Darryl Shaw and Sanjay S. Rajput teamed up to interview Eduardo Sanchez, director of The Blair Witch Project and Lovely Molly, which premieres Wednesday, September 14 at Midnight Madness!
1) With The Blair Witch Project's mainstream success you brought the found footage style of filmmaking to a new generation of filmmakers--with great successors in Paranormal Activity, Troll Hunter, REC and Home Movie--how was your transition into the more traditional filmmaking style, and do you find that you are given more flexibility because of your proven ability to innovate in the medium?

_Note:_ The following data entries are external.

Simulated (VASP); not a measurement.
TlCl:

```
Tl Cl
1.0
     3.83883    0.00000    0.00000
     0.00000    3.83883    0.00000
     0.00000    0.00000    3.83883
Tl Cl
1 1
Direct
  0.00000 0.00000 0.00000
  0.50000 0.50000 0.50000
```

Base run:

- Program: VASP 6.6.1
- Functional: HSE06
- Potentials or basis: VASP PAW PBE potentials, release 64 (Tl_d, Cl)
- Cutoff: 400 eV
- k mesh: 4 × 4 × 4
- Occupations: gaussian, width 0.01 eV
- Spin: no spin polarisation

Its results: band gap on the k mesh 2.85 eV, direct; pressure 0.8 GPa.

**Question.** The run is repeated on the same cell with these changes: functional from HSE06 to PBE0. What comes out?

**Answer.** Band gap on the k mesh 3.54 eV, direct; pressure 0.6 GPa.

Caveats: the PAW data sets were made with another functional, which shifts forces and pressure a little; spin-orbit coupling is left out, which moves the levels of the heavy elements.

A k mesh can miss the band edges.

I think people were surprised that I could just make a normal film. I remember studio people asking Dan Myrick, my partner in crime on BW, and me if we knew what a real script looked like! I honestly think it gave me less flexibility. People were wondering what was going to come out of us as my second film. When it wasn't the game-changer that BW ended up being, I think there was definitely a certain amount of disappointment.
BW was born out of necessity. Dan and I needed to convince people that what they were watching was real so the style just evolved from that basic directive. We were pretty happy when films using that technique started breaking through. I'm a big fan of most of them.
Yeah, I feel strongly about that one!
2) What makes Lovely Molly stand out from previous haunted house or possession films?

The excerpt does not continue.